Warning over wrong rubbish sent to incinerator

La Collette incinerator
Image caption The La Collette energy from waste plant can provide 7% of Jersey's electricity

Non-combustible waste sent to Jersey's energy-from-waste power station has damaged equipment, prompting warnings from plant management.

Contractors have delivered car parts, gas bottles and commercial fishing gear for incineration.

Richard Fauvel, of Transport and Technical Services (TTS), says staff will now conduct random checks.

He has contacted customers, including parish authorities, asking them to sort waste properly.

Higher charges

The plant, which houses two incinerators, burns 70,000 tonnes of rubbish a year and can provide up to 7% of Jersey's power needs.

It is not open to the public and can only be used by private contractors or the island's 12 parish authorities.

Mr Fauvel said loads arriving at the incinerator will now be randomly checked and those containing inappropriate items will be rejected or incur higher charges.
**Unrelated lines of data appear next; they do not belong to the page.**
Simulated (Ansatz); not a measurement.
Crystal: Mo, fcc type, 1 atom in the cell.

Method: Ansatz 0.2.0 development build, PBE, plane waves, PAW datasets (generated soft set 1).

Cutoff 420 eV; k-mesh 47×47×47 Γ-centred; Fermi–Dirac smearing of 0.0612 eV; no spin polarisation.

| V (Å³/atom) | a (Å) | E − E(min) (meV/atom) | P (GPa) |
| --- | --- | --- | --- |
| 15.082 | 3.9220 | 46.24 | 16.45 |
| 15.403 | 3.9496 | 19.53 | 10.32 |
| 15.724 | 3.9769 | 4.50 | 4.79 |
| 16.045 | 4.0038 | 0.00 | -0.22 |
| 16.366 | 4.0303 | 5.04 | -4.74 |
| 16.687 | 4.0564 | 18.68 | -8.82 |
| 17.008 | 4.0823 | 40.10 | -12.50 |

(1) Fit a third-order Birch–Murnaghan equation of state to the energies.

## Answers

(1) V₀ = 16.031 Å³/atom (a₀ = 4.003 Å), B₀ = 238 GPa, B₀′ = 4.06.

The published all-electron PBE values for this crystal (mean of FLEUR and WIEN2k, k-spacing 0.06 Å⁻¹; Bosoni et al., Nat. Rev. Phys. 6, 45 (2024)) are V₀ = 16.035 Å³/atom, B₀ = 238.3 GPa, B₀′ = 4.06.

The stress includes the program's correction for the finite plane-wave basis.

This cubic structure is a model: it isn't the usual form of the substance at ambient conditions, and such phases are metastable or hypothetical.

"The [incinerator] is there for non-recyclable waste that can be burnt and provide energy that is fed into the island's energy supply," he said.

"For all other waste, we have proper recycling facilities. We seem to have a bit of a lack of understanding."

Mr Fauvel said it was difficult to apportion cost to the damage but said ball bearings, car parts and glass all shorten the lifespan of incinerator equipment.